That's because it is a hack (as mentioned in my original comment edit#1).
My comments are only intended provide whatever help I can towards the original posting context which suggested a strict CSP criteria.
None of these things have to be done. It's up to you to decide, so really the question becomes what are you doing it for? Are you building a news site for a community of a few thousand people in a niche group? or are you making a news app that others can buy into for their own product/uses? The latter would make me want to ensure it's CSP capable, while the former - not so much.
> It will be difficult to deal with some styling functions from Arc, like 'grayrange'...
I would just create 10 or 20 or whatever number of css entries that act as a segmented gradient (call them .color-reduct1 to .color-reduct10) then create a server side function that takes the output value of grayrange and picks one the css entries. Then add that class to the html element and you're good to go. It's not a perfect gradient but it would be enough that I doubt it would make any noticeable difference.
Js is also an option, but then you have to store and pass the score into the js calculation which requires much more work then the above solution. Plus it forces you to expose the score (which HN no longer does)
> I wonder in which file the CSP would need to be implemented in Arc, or whether it's easier to set them in an Nginx config.

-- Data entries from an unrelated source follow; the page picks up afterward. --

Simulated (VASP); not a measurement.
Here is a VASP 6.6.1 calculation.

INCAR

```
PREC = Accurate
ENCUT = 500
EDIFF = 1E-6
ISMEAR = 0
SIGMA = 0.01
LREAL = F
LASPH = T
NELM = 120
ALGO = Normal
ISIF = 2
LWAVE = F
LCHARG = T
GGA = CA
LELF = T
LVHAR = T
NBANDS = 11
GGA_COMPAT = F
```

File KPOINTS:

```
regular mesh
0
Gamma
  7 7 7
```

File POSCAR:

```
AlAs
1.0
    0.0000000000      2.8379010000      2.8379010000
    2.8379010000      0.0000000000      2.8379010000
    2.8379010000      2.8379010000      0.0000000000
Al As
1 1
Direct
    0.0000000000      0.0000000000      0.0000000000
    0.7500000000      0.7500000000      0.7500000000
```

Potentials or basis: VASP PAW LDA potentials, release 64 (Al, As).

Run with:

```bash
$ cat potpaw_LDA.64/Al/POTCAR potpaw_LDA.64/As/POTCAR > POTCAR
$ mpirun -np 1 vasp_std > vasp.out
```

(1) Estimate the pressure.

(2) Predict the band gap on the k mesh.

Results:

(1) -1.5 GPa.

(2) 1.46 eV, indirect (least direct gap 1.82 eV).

If you want to make code that's generic and useable by others then it needs to be in arc (not everyone will use Nginx). I suggested using arc templates [1] already and I still think this is the right way go. Establish the base template definition in srv.arc and then each app can modify that base template from their app file. Additionally allowing defop to optionally pass in over-rides will make it dynamic if you need that variance.
I'm sure there are dozen ways to do it, but that's my suggestion anyway.